DETROIT — It's a great time to be a car dealer, despite the troubles many of them have seen, says Sheldon Sandler, who facilitates the buying and selling of dealerships as CEO of Bel Air Partners.
Maybe it's not so hot now for dealers representing General Motors Co. and Chrysler Group LLC, which eliminated thousands of their retailers last year — with more cuts to come — as part of those auto makers' post-bankruptcy reorganization plans.
But Sandler predicts more stability and higher margins for the surviving dealers who, reacting to the recession, “have cut fat out of their dealerships and are not going to be quick to add overhead again.”
Dealers in the best shape run big operations with diverse brand portfolios and stores in various markets, he says at the Automotive News World Congress here. “It has dawned on everyone that being a single-point dealer or a dealer with two Saturn franchises is too risky.”
After what the industry has weathered in the storm of 2009, “the trend is to take as much risk out,” he says.
Dealers operate with a variable-expense structure, “meaning they can cut expenses on a dime,” Sandler says.
Consequently, agile dealers reacted quickly to the drastic drop in sales by reducing personnel, readjusting compensation plans, cutting inventory and launching innovative Internet strategies.
“Dealers can be flamboyant individuals, but on the financial side of life they are very conservative,” Sandler says.
When new-car and even used-car sales go soft — as they did dramatically with the former and less so with the latter — dealers can switch the emphasis to other aspects of their business.
“They have parts and service which are increasingly important as new-car margins become smaller,” Sandler says.
With leaner operations and less competition, surviving dealers are positioned to enjoy more stability and higher profits, even though they may sell fewer cars than before, he says.
The automotive retail network system “has been around for 90 years — and it works,” Sandler says.
One long-time automotive system that doesn't work and demonstrated that disastrously is the “production push” model, says Mike Jackson, CEO of AutoNation, the country's largest dealership chain.
“No one had screamed more for the death of production push than me,” he says at the conference held in the same complex where GM is headquartered. “It is a system where labor is a fixed cost, and you stuff the channel with inventory like you would a Thanksgiving turkey.
“Then you use incentives to push inventory, but at the same time you damage the brand and vehicle residuals.”
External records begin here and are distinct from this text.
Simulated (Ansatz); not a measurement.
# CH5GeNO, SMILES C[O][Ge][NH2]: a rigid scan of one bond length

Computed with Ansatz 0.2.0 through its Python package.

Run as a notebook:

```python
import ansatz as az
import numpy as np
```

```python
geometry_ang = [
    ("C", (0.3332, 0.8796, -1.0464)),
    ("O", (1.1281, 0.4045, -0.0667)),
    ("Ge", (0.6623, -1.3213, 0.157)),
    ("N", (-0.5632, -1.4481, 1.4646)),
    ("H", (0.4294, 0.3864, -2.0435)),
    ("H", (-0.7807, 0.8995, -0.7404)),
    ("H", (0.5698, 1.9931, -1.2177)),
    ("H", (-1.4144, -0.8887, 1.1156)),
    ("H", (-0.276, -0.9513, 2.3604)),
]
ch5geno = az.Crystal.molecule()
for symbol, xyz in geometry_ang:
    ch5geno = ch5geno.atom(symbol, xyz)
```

Jackson credits the government task force — established to oversee GM and Chrysler after a federal financial bailout — with killing the dragon.
“They didn't give a bridge loan and have it go to the same stupid business model on the other side,” he says. The domestic auto industry came to terms with the reality “that you can't keep producing vehicles people don't want.”
Japanese auto executives show much more astuteness in identifying and pulling the plug on poor-selling vehicles, Jackson says. “When I meet with them, their first question is, ‘What sells and what doesn't?’ There is no room for games.”
“The Japanese are more rational, agrees Walter Huizenga, owner of Gezon Motors, a Grand Rapids, MI, dealer that sells Volkswagens, Nissans and Mitsubishis. “They look at what works, while the Chrysler dealer across the street from me is being forced to take on 90 more cars.”
The way to quickly respond to market product demand is with a manufacturing process that can quickly stop making one vehicle and start making another when necessary, Jackson says.
“There is a whole new skill set this town needs to take on,” he adds. “We have a whole new chance.”